Beach Rats, which was shot on 16mm film, risks reducing gay coming-of-age to seediness and shame. The movie opens with the muscled selfies Frankie takes for online profiles; much of its action involves finding sex, thinking about it, and having it. The hesitant reaction to the movie from older gay men at Sundance — especially compared to the immediate embrace of the warmhearted Call Me by Your Name — stood out to me at the festival. Guadagnino’s film is wonderful and, in fact, radical for exploring queer coming of age with the empathy and curiosity that it does. But it elides contexts that might have complicated the warmth of its morality. The film is set in 1982, and Oliver is American: His Reagan-era charm butts up against the newfound queerness of a man growing up in Europe. Worlds of context and subtext open up even there, but the film rushes past them. It treats their initial sexual encounters like well-earned consummations of desire — which, in a way, they are. But its brief gestures toward a broader, more dangerous world raise questions the movie knowingly does not answer. The movie is a safe space; I love it, but I’m not sure it ought to be.

Beach Rats is tougher, though of course not automatically better for being so. Frankie finds older men online and has sex with them in a motel and on the beach. When they ask what he’s “into,” he claims not to know. When they ask, as they’re webcamming, to see his face, he hesitates. The film ends with a violence I won’t give away — but suffice it to say that what emerges is the sense that the inner conflicts of identity might coalesce into tragedy. This was a secondary theme of Moonlight, too, but Beach Rats dwells on the question with a greater sense of irresolution, if not morality.

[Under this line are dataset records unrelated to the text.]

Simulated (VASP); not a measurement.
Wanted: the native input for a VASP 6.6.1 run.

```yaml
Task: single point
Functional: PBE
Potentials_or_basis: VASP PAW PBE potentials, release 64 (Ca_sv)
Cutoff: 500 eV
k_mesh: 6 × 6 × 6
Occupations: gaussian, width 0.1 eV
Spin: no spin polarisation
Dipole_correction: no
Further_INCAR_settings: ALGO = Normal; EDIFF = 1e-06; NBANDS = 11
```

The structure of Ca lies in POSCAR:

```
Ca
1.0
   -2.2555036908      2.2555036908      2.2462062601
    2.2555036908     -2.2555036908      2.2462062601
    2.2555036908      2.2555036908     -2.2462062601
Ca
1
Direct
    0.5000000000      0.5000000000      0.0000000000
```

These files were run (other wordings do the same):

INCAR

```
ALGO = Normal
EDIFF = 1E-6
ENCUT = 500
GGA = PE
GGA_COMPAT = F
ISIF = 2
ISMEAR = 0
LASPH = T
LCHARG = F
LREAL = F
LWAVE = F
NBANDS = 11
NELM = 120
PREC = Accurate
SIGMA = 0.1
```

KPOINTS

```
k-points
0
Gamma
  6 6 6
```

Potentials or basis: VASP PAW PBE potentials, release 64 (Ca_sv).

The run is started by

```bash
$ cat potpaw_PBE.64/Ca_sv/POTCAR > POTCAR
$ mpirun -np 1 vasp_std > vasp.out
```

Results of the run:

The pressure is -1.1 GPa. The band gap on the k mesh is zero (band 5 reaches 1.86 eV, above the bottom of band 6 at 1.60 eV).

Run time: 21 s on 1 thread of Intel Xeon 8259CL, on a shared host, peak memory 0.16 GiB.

Call Me by Your Name is the kind of movie that attracts the praise that it’s “the movie we need right now,” a consumerist phrase often used to hype the political utility of art that has none: Watch this and you’ll know more, and feel better. Guadagnino’s film is better than that impulse, but it also plays to it slightly. Beach Rats, the better film, gets by on the strength of its perception, the new means Hittman comes up with to get at old questions given fresh social and technological contexts. Her sense of rhythm and movement and the clarity of her gaze hold Frankie under a microscope that reeks less of empathy than of curiosity and uncertainty. The movie isn’t about us; it’s about him. And this isn’t a kid who has it easy. Hittman depicts this conflict honestly.

Understandably, people want to feel good. People want — deserve — art that sees the beauty in their identity. Hence the admiration for Call Me by Your Name and the skepticism (though not, it should be said, among critics) toward Beach Rats. I’m grateful for both of these movies — but especially for Hittman’s film, which for all its discomfort and its sense of street-worn shame, moved me. Call Me by Your Name looks past history to find the beauty, and the glory, of gay identity. Beach Rats is an anchor. It reminds us to stay tethered to those corners of queer experience which, dwelling in the glory, we’ve trained ourselves not to see.